AI: The hint is to map your quaternions to matrices with complex entries of the form $$\left(\begin{array}{cc}z&w\\-\bar{w}&\bar{z}\end{array}\right).$$
This will give you a representation, on $\mathbb{C}^2$, and by taking the traces of the matrices you get the characters.
It is no surprise that the identity $e\in Q_8$ maps to the identity matrix.
So you are left with 3 quaternions, $i,j,k$ that you need to decide where to map to. Note the space of such matrices is 4 dimensional over the reals, parameterised by the real part of $z$, the imaginary part of $z$, the real part of $w$, and the imaginary part of $w$, from which you get a natural basis. You already sent $e$ to one of these basis vectors (corresponding to the real part of $z$). You could try mapping $i,j,k$ to the other three basis vectors.
Remember you need to check that the identities that hold between the elements of $Q_8$ also hold between the matrices you send them to.

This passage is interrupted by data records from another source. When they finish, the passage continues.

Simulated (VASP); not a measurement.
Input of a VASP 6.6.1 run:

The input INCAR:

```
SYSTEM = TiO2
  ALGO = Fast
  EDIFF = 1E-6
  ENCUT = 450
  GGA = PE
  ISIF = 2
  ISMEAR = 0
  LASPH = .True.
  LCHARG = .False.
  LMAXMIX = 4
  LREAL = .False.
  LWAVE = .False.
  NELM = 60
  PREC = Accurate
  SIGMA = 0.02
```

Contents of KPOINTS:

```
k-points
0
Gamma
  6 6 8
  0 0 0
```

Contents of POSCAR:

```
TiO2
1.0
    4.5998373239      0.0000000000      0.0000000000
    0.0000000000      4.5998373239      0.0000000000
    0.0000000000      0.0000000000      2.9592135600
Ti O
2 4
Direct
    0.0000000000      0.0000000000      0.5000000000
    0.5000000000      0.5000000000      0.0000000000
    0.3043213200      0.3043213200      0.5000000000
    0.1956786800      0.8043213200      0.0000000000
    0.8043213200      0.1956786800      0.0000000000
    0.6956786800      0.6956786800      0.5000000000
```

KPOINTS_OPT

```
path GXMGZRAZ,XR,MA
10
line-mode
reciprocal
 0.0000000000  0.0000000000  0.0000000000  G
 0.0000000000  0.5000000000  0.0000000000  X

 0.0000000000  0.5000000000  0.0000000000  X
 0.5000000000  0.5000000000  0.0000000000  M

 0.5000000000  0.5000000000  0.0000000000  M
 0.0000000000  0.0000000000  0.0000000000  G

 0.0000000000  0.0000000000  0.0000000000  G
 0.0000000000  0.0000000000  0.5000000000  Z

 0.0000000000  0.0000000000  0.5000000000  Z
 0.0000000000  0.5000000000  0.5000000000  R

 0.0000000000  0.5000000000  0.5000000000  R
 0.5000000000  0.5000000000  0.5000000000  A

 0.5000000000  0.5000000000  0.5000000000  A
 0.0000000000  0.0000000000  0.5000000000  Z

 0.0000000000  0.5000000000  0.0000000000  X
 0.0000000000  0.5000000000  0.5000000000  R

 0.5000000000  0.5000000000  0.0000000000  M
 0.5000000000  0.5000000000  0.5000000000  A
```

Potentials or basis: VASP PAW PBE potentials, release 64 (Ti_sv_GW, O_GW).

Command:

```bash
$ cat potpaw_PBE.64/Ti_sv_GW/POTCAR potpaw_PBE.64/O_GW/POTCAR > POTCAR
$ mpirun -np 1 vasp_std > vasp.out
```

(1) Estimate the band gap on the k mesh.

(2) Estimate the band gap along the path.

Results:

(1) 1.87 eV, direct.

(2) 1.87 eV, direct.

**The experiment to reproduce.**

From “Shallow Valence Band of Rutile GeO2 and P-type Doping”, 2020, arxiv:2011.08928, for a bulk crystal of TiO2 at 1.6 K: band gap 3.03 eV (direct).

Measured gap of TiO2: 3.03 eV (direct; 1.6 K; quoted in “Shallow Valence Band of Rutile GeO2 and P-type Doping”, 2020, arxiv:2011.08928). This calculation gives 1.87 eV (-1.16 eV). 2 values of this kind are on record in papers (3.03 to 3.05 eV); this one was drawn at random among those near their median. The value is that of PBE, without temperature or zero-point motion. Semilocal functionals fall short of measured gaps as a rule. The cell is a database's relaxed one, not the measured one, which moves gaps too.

You also need to decide to do with $-1\in Q_8$ but there is a really obvious candidate for where to send it. Also it is fixed once you decide where to send $i,j$ or $k$.
Also you may be using the notation $Q_8=\langle x,y|y^2=x^2,xyx=y\rangle$. In this case by $i$ I mean $x$, by $j$ I mean $y$, by $k$ I mean $xy$ and by $-1$ I mean $y^2$.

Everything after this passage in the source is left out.